I did the online Jhana Journey retreat in July 2024. This is a reflection on what actually stayed with me about a year and a half later.
Keeping a meditation journal
One of the most valuable things I kept from the retreat was the habit of maintaining a meditation journal. I kept it extremely simple in Notion: date, duration, type of meditation, and some notes. Sometimes a column for small experiments to try.
Over time I realized the journal was doing two things at once. It deepened the practice itself, but it also became a way of running small experiments in life. When you meditate and reflect every day, you get surprisingly sensitive to the introduction of new variables in your routine.

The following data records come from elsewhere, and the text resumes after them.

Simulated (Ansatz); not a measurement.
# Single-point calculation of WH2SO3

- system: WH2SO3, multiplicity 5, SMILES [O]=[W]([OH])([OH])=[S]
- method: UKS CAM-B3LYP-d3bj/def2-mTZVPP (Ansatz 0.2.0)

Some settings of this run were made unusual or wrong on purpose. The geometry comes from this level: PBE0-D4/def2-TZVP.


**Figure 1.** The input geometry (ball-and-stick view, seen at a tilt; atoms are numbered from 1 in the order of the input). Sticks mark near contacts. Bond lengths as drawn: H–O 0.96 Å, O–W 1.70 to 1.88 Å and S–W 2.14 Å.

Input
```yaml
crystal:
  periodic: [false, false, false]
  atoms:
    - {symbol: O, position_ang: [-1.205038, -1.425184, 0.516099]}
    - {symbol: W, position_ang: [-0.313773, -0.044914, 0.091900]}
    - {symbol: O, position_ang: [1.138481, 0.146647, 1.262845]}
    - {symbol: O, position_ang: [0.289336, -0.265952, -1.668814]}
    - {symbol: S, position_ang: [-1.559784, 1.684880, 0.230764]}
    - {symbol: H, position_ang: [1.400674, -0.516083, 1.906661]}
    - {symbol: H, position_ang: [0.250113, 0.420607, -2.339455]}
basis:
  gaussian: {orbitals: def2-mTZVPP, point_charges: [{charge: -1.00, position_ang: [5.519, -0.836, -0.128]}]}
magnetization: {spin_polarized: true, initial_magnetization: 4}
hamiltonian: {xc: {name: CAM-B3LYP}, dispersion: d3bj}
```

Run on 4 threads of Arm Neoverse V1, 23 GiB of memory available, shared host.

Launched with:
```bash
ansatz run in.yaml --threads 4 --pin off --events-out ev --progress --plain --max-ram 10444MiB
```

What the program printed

A good example was when I started taking finasteride for male hair loss. After a few weeks I noticed that my ability to generate piti and progress into the jhanas seemed to stagnate. At first I dismissed the idea that finasteride could be responsible, since the official documentation doesn’t list obvious psychological effects. But after reading more about it, I learned that it blocks the synthesis of certain neurosteroids in the brain, which modulate GABA receptors.
If I hadn’t been journaling and paying close attention to subtle internal changes, I probably would have dismissed the whole thing. If someone had told me this story before it happened to me, it might have sounded like neuroticism, honestly.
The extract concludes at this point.